The Leadership Seesaw

As a girl, I loved to play at the park.  The outdoors felt so expansive, open, promising.  Accompanied by the already wonderful feeling of being outside was the fact that other kids would be in the same space and I could socialize and share a sense of belonging with them as we ran, laughed, and played.  We were true creatives as our imaginations mapped out detailed imaginary scenes for playtime.

For the more adventurous child, like myself, we would ensure that we scoured every single place of the playground.  Of course, the swings and the merry-go-round were two of the most popular park items, but we would often take pause to play on the seesaw. In reminiscing of my childhood, I began to think of how time on the seesaw can be paralleled to our life as leaders.

Leadership is a balancing act.

The first question I have asked other leaders is “so how do you it all and make it look so easy?!”  Akin to our time on the seesaw as kids, the seesaw required us to balance our weight and the weight of others.  If one person was too light, then the individual with more weight used their (strength and position) to make the seesaw move.  But the goal was not to just go up and down, but to create a joyful experience of balance which relied on each person. At times, the person with the most weighted position had to give a bit more of themselves to make that experience pleasant (effective) for both parties. Thus, as leaders, we can often find ourselves having to utilize the weight of our influence, position to help our teams have professional experiences that add value to their lives on the playgrounds of our professional spaces.

Leadership requires communication, trust, and vulnerability.

As a child, I can remember hopping on the seesaw with older children twice my size and weight. I remember being so excited…until…. the weight of the older child would keep me perched at the top of the seesaw until they had enough mercy to let me down. Talk about the ultimate stall and inconvenient impasse!  In that moment, I realized that I would have to negotiate (sometimes graciously and sometimes not so graciously) to be let down to a balanced level or to the ground level where I could get off peaceably.

Leadership parallels this illustration in so many ways.  As on the seesaw, as leaders, we often can determine if we will place our teams in “holding” patterns or use the force of our weight to move them into a position that causes them to have balance or move forward.  In this place, you also must ensure the other person on the seesaw with you that they can trust you.  The person can trust you will not use your weight to bring them down too fast or too slow.  They can trust you to communicate with them to hold on tight for what is coming or express what your next move will be that impacts them.  It is a process which requires communication, intentionality, and vulnerability.  In addition, it is important to note that each person on the seesaw has a responsibility and every person’s action or inaction will determine the outcome of the experience.  You can make the decision to guide and lead with intention, but you also can make the choice to act without the other person knowing your next move.  Without communication, trust, and vulnerability we might cause others to experience unnecessary hang time!

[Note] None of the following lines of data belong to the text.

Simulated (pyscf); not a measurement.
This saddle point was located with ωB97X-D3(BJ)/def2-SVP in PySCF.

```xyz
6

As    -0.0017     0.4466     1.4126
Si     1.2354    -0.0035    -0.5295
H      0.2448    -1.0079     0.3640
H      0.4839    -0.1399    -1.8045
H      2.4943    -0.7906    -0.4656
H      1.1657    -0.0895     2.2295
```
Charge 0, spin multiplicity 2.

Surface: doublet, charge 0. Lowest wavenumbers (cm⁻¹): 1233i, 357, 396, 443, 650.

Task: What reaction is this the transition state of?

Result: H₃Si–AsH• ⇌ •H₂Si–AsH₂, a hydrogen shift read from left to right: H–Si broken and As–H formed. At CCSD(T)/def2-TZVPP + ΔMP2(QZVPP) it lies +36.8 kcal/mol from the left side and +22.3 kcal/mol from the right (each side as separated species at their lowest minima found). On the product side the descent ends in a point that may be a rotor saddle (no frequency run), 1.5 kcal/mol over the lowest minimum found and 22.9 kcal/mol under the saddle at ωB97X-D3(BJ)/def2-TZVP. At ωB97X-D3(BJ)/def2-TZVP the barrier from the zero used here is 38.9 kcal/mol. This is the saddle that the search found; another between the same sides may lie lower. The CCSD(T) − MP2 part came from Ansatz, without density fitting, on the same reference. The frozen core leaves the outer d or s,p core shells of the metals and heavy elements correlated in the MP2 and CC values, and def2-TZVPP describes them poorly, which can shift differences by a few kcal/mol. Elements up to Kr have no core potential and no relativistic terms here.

Leadership requires vision.

The goal on the seesaw was so that each person would have the opportunity to “see”.  The first to see then moved to the one that “saw”, but everyone on the seesaw could catch a glimpse of what was up in the air.  Leadership requires that we vision and help others see it as well.

Great seesawing is an art form, like leadership, and mastering the playground can take time but is worth “seeing” joy in hearts and smiles on faces!